Ford Motor Company set bigger goals for its Fusion model, targeting even further than just outpacing the crowned Toyota Camry, all that while being rather expensive in regard to its competitor.
The Fusion’s sale surge – 13% so far this year – has cut a quarter of Camry’s sales lead, demonstrating how much consumers care about attractive design and has also shown how aggressively U.S. carmakers can now compete in all segments. Now, Ford is testing with additional supply the staying power of a more than $2,300 per-sale premium that Fusion has commanded this year over America’s longtime best-selling car, the Camry.
“Ford has managed to be a volume player competitive with the Toyota Camry and the Honda Accord while still maintaining a far more competitive price point,” said Alec Gutierrez, an analyst with Kelley Blue Book. “You might see prices come down a few hundred dollars, but I don’t think they face any significant risk of serious price degradation. They’re going to hold their premium spot in the segment.”

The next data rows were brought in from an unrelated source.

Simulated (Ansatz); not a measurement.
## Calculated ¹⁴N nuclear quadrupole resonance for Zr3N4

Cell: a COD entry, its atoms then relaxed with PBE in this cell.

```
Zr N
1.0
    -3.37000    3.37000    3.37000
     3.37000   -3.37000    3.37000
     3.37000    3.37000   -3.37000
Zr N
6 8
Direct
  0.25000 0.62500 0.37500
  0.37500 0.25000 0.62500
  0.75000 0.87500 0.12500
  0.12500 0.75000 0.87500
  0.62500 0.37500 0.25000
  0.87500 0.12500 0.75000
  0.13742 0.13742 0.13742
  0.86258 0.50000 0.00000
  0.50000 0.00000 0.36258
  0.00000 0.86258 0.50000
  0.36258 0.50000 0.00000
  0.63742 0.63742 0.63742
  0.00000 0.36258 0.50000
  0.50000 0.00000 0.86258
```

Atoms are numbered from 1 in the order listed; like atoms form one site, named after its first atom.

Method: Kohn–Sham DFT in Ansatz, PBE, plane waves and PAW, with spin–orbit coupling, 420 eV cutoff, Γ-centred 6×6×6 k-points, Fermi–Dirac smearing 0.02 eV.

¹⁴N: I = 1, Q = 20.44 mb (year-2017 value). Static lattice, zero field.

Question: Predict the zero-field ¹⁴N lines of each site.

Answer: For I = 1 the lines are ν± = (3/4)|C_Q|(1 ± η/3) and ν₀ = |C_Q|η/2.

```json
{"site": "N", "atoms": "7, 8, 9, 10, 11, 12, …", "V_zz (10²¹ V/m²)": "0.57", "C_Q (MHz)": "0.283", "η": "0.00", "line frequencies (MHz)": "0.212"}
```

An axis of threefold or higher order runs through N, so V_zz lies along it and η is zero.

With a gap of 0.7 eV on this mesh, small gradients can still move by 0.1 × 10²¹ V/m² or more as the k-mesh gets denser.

The Fusion is Ford’s best shot at eventually reclaiming the car-sales crown it last held in the 1990s heyday of the Taurus. The good sales have also overwhelmed capacity at the only plant where the model has been made. In Hermosillo, Mexico, the assembly plant couldn’t make more than about 350,000 Fusions and Lincoln MKZ sedans. The Mustang assembly plant in Flat Rock, Michigan, has now hired 1,400 employees to produce as many as 100,000 more Fusions.